Haughton v Australia & New Zealand Banking Group Ltd
[2020] SASCFC 14
•27 February 2020
SUPREME COURT OF SOUTH AUSTRALIA
(Full Court)
HAUGHTON v AUSTRALIA & NEW ZEALAND BANKING GROUP LTD
[2020] SASCFC 14
Judgment of The Full Court
(The Honourable Justice Kourakis, The Honourable Justice Nicholson and The Honourable Justice Lovell)
27 February 2020
APPEAL AND NEW TRIAL - APPEAL - GENERAL PRINCIPLES - RIGHT OF APPEAL - WHEN APPEAL LIES
REAL PROPERTY - TORRENS TITLE - MORTGAGES, CHARGES AND ENCUMBRANCES
Application for permission to appeal against an order made by a Judge of this Court, dismissing an appeal against an order of an Auxiliary Master giving the respondent possession of certain land owned by the applicant over which it held a mortgage.

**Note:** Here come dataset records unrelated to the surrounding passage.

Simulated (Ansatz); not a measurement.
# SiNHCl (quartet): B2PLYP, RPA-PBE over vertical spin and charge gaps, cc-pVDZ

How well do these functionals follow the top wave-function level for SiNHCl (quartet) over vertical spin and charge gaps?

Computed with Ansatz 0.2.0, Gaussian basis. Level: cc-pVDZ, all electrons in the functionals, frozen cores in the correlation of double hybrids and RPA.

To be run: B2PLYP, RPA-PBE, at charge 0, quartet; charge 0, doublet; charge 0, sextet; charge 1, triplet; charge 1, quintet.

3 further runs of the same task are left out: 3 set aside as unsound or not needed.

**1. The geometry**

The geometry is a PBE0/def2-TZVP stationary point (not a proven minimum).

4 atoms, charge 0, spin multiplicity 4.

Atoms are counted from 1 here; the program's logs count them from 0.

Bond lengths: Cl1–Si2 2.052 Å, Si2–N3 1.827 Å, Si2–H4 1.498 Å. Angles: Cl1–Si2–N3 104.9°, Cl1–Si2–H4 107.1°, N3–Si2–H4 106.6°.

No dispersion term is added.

Held by the Court, refusing permission to appeal:
1. The Judge properly dismissed the grounds of appeal. The application for permission to appeal is devoid of any merit.
Law of Property Act 1936 (SA) s 55A; Royal Style and Titles Act 1973 (Cth), referred to.
Haughton v Australia and New Zealand Banking Group Ltd [2019] SASC 198, discussed.
Joosse v Australian Securities and Investment Commission (1998) 159 ALR 260; Petrie, Trustee of the Property of Aitken (Bankrupt) v Aitken [2019] FCCA 16; Sill v City of Wodonga [2018] VSCA 195, considered.
HAUGHTON v AUSTRALIA & NEW ZEALAND BANKING GROUP LTD
[2020] SASCFC 14Full Court: Kourakis CJ, Nicholson and Lovell JJ
THE COURT: This is an application for permission to appeal against an order made by a Judge of this Court (the Judge) dismissing an appeal against an order of an Auxiliary Master giving the respondent, Australia and New Zealand Banking Group Ltd (the ANZ), possession of certain land owned by the appellant, Mr Haughton, over which it held a mortgage.[1] The mortgage secured a business credit facility that had a $1,000,000 limit, which the ANZ granted to Mr Haughton, under a loan contract dated 8 April 2014. On 6 November 2018, the ANZ served Mr Haughton with a notice of default pursuant to s 55A of the Law of Property Act 1936 (SA). On Mr Haughton’s failure to comply with the notice, the ANZ filed a summons seeking an order for possession on 29 January 2019. After hearing argument, the Auxiliary Master made an order for possession on 15 August 2019.
[1] Haughton v Australia and New Zealand Banking Group Ltd [2019] SASC 198.
On 25 September 2019, Mr Haughton filed a notice of appeal, which was heard by the Judge on 6 November 2019. The Judge dismissed the appeal and delivered reasons on 22 November 2019.
On 5 December 2019, Mr Haughton made an application for permission to appeal against the order for dismissal. Mr Haughton has filed a lengthy affidavit in support of the application. It is not possible to discern in that material any rational ground of appeal or any particular error which it is contended was made by the Judge. It is necessary, therefore, to consider the reasons given by the Judge for dismissing Mr Haughton’s appeal from the Auxiliary Master.
Mr Haughton contended before the Judge that he was not bound by the loan agreement because he did not complete it personally. However, Mr Haughton never claimed that he had not signed the loan application. That ground was, therefore, bound to fail and was properly dismissed by the Judge.
Mr Haughton also claimed that the ANZ had breached the Code of Banking Practice by relying on a grossly overstated value for the mortgaged property. The Auxiliary Master concluded that the material adduced by Mr Haughton did not establish the alleged breach. Importantly, the Auxiliary Master noted that, in any event, a breach of the Code would give Mr Haughton no more than an action in damages and would not impugn the validity of the mortgage. That ground was also bound to fail.
Finally, Mr Haughton advanced certain ‘constitutional’ arguments related to the validity of Australian legislation following the enactment of the Royal Style and Titles Act 1973 (Cth) which, he claimed, was invalid. The Auxiliary Master and the Judge noted that similar arguments have been dismissed in a number of interstate authorities, as well as in a decision of the High Court of Australia.[2] Those contentions were also bound to fail.
[2] See, e.g., Joosse v Australian Securities and Investment Commission (1998) 159 ALR 260; Petrie, Trustee of the Property of Aitken (Bankrupt) v Aitken [2019] FCCA 16; Sill v City of Wodonga [2018] VSCA 195.
The application for permission to appeal is devoid of any merit. We dismiss it.